HARRISBURG — State budget negotiators expressed frustration at their lack of progress Sunday following a closed-door, two-hour meeting that ended with the sides as far apart as ever.
Any hopes of a breakthrough in the standoff, now entering its second month, were dashed after high-ranking lawmakers drove away in disappointment from Democratic Gov. Ed Rendell’s official residence along the Susquehanna River in Harrisburg.
Rendell spokesman Ken Snyder said the Republicans were “demanding, not negotiating.”
“The Republican version of give and take is we give and they take, and that’s just not going to work,” Snyder said.
Senate Majority Leader Dominic Pileggi, R-Delaware, said Democrats presented him and his colleagues with what he described as a 13-page “must-have list” of items they insist be included in the final budget. Republicans said paying for all those items would require about $1.6 billion in new taxes, and they are determined not to agree to increase the personal income tax or sales tax rates.
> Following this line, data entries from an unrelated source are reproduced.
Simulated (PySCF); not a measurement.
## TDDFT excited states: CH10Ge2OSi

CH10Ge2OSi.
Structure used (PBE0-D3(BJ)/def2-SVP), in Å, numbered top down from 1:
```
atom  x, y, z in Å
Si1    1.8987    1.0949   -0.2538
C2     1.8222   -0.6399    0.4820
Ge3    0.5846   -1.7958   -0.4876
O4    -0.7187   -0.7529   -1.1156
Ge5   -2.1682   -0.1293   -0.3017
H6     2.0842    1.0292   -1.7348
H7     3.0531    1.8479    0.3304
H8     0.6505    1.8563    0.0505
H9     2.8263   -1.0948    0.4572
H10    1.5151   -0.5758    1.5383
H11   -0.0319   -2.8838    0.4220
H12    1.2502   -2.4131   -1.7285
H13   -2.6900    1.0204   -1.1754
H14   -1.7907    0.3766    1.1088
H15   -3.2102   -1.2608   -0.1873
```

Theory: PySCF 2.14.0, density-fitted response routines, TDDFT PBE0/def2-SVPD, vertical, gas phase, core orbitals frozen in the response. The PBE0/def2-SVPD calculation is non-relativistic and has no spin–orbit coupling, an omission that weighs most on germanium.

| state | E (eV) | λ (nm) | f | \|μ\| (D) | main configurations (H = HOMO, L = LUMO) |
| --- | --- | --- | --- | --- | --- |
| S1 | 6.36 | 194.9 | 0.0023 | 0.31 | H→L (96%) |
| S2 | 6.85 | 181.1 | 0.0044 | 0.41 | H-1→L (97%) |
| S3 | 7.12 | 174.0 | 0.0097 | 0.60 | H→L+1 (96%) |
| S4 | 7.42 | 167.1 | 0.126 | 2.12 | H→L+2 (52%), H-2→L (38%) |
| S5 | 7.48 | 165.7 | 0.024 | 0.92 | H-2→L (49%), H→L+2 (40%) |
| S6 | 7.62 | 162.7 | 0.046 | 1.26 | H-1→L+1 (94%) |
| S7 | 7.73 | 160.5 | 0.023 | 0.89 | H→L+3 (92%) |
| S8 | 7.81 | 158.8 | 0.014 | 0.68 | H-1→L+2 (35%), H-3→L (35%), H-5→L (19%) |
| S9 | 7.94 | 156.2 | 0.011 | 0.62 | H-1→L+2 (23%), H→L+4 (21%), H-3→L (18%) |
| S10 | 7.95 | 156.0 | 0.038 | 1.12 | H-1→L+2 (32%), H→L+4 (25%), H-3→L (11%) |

“It didn’t move us closer to a resolution,” Pileggi told reporters afterward. “In some ways, some of the positions they took made it more difficult for us to come to a resolution.”
He characterized discussions as being at a “standstill, leaning in a negative direction.”
A spokeswoman for House Appropriations Chairman Dwight Evans, who is spearheading talks for legislative Democrats, said the document could be more accurately described as a list of potential approaches rather than a must-have list.
Last month, the Democratic-controlled House passed a $29.1 billion spending plan that would require tax increases. In May, the Republican-controlled Senate approved a $27.1 billion proposal that would cut programs and tap reserve funds but not increase taxes.
The next development in the budget battle is expected to occur today, when Democratic leaders in the state House plan to call up the Republican-penned bare-bones budget, which passed the Senate on a party line vote.
Democrats hope to pass that bill on Tuesday without any changes and send it to Rendell. The governor would then use his line-item veto authority to pare it down drastically but leave in place the money and authority to pay state workers.
If that occurs, state employees would be paid several days later and would collect back pay that has accrued for the past month. Some of the state’s tens of thousands of workers haven’t received their full paychecks since July 1.
In an intriguing development, House Minority Leader Sam Smith, R-Jefferson, announced his caucus was throwing its support behind a budget proposal submitted by Rep. Nick Kotik, D-Allegheny, a leader of a group of conservative Democrats.
Smith said his office helped Kotik develop the $27.5 billion proposal, which doesn’t impose any new broad-based taxes. Smith said the line item plan Democrats support will be devastating to county human services programs, but Kotik’s budget will fund them and end the stalemate.
Kotik’s budget is an amendment to the Senate bill, so it’s expected to be debated and voted on today. Kotik did not immediately return telephone messages left at his home and offices on Sunday.
Aides to House Speaker Keith McCall, D-Carbon, said a two-thirds vote in the closely divided House would be required to take up the Kotik amendment.
On Saturday, Rendell told the Pittsburgh Tribune-Review he was unwilling to abandon his proposed increase in the personal income tax from 3.07 percent to 3.57 percent.
“It’s not off the table because it’s the best way to get this done,” Rendell said, adding that he will consider other tax options but felt he has cut as much as possible.
The governor described Sunday’s meeting as a last-ditch effort to negotiate a deal.
“We tried very hard to meet them on a spending number,” he told the paper.
House Majority Leader Todd Eachus, D-Luzerne, said Sunday the six-member conference committee, which met on Wednesday and Thursday, would convene again in several days to continue to seek a compromise.